Pegasus celebrates quarter of a century milestone
In an era of new launch system development, Orbital ATK’s Pegasus has shown her staying power, passing the milestone of 25 years of operation. The air-launch system will continue to provide a unique role until at least 2017 and her heritage may also live on as part of the Stratolaunch system that is currently under development.
Pegasus’ milestone comes just months since Orbital and ATK officially merged into one single company. However, the two organizations had already worked together in the past – not least with the Pegasus system.
Pegasus and derivatives have accounted for over 150 vehicle sales worth more than $4 billion during the last quarter of a century, according to Orbital ATK.
Pegasus made her maiden flight on 5 April 1990, carrying the Pegsat and SECS satellites for NASA and the US Navy respectively.
Following the rocket’s first flight, the Pegasus development team received the National Medal of Technology from President George H. W. Bush and the Air and Space Museum Trophy from the Smithsonian Institution, among other honors and awards.
Early launches were made using NASA’s NB-52B, nicknamed Balls 8, mostly flying from Edwards Air Force Base.
Six launches were made using the original Pegasus, two of which used Hydrazine Auxiliary Propulsion System (HAPS) fourth stages to refine the payload’s orbit.
Both of the HAPS launches were partial failures; one due to the first stage being late separating from the rocket, and the other due to the HAPS stage underperforming.
The original Pegasus and Pegasus-H were three-stage all-solid rockets, with an Orion-50S first stage fitted with wings and fins, an Orion-50 second stage, and an Orion-38 third stage.
The sixth Pegasus launch was the first flight of the XL configuration, with extended first and second stages.
The Pegasus-XL uses an Orion-50SXL, an Orion-50XL and an Orion-38.
(L2 Link to full onboard cam video of a Pegasus launch)
The rocket’s tail was also redesigned, allowing it to be launched by Orbital Sciences’ Lockheed L1011 TriStar aircraft rather than NASA’s B-52.
Originally delivered to Air Canada in March 1974 as C-FTNJ, the aircraft was used for passenger flights until it was bought by Orbital in May 1992. The aircraft carries the registration number N140SC.
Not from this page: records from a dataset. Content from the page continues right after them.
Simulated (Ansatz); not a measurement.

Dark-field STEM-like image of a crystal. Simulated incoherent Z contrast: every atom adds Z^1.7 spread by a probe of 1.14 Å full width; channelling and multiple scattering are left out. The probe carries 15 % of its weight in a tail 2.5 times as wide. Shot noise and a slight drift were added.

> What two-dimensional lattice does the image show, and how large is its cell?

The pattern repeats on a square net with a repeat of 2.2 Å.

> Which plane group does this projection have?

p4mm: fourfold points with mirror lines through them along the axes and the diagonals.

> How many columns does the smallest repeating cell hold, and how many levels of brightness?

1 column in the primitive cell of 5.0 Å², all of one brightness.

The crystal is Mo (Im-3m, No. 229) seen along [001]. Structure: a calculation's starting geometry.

The aircraft is named Stargazer after the USS Stargazer from Star Trek, a ship formerly commanded by Captain Picard.
This was an inside joke, as the ship his first officer had previously served on was named Pegasus. In addition to being used for Pegasus launches, Stargazer is used for high-altitude research flights.
Most Pegasus launches are conducted with Stargazer flying from Vandenberg Air Force Base; however, several other sites, including some outside the United States, have been used. Stargazer is one of only 11 TriStars still flying.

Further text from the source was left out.